[<prev] [next>] [<thread-prev] [thread-next>] [day] [month] [year] [list]
Message-ID: <20170804075636.GD26029@dhcp22.suse.cz>
Date: Fri, 4 Aug 2017 09:56:36 +0200
From: Michal Hocko <mhocko@...nel.org>
To: Paul Moore <paul@...l-moore.com>
Cc: Tetsuo Handa <penguin-kernel@...ove.sakura.ne.jp>, mgorman@...e.de,
linux-kernel@...r.kernel.org, linux-mm@...ck.org,
selinux@...ho.nsa.gov
Subject: Re: suspicious __GFP_NOMEMALLOC in selinux
On Thu 03-08-17 14:17:26, Paul Moore wrote:
> On Thu, Aug 3, 2017 at 7:05 AM, Michal Hocko <mhocko@...nel.org> wrote:
> > On Thu 03-08-17 19:44:46, Tetsuo Handa wrote:
[...]
> >> When allocating thread is selected as an OOM victim, it gets TIF_MEMDIE.

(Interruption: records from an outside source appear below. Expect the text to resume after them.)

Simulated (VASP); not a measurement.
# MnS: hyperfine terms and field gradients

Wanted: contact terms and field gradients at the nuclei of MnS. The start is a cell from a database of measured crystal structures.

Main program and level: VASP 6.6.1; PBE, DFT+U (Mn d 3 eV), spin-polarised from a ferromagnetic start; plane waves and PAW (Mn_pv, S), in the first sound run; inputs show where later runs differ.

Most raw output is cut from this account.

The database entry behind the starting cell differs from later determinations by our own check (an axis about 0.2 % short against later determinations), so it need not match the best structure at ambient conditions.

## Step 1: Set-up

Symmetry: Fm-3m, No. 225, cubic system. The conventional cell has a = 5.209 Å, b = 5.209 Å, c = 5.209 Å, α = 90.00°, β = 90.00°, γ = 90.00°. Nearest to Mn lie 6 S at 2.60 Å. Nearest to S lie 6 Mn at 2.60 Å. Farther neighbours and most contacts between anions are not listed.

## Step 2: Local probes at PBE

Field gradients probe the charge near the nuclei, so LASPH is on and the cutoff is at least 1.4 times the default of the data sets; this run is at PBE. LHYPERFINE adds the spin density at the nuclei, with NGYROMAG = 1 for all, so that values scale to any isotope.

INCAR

> >> Since that function might be called from !in_interrupt() context, it is
> >> possible that gfp_pfmemalloc_allowed() returns true due to TIF_MEMDIE and
> >> the OOM victim will dip into memory reserves even when allocation failure
> >> is not a problem.
> >
> > Yes this is possible but I do not see any major problem with that.
> > I wouldn't add __GFP_NOMEMALLOC unless there is a real runaway of some
> > sort that could be abused.
>
> Adding __GFP_NOMEMALLOC would not hurt anything would it?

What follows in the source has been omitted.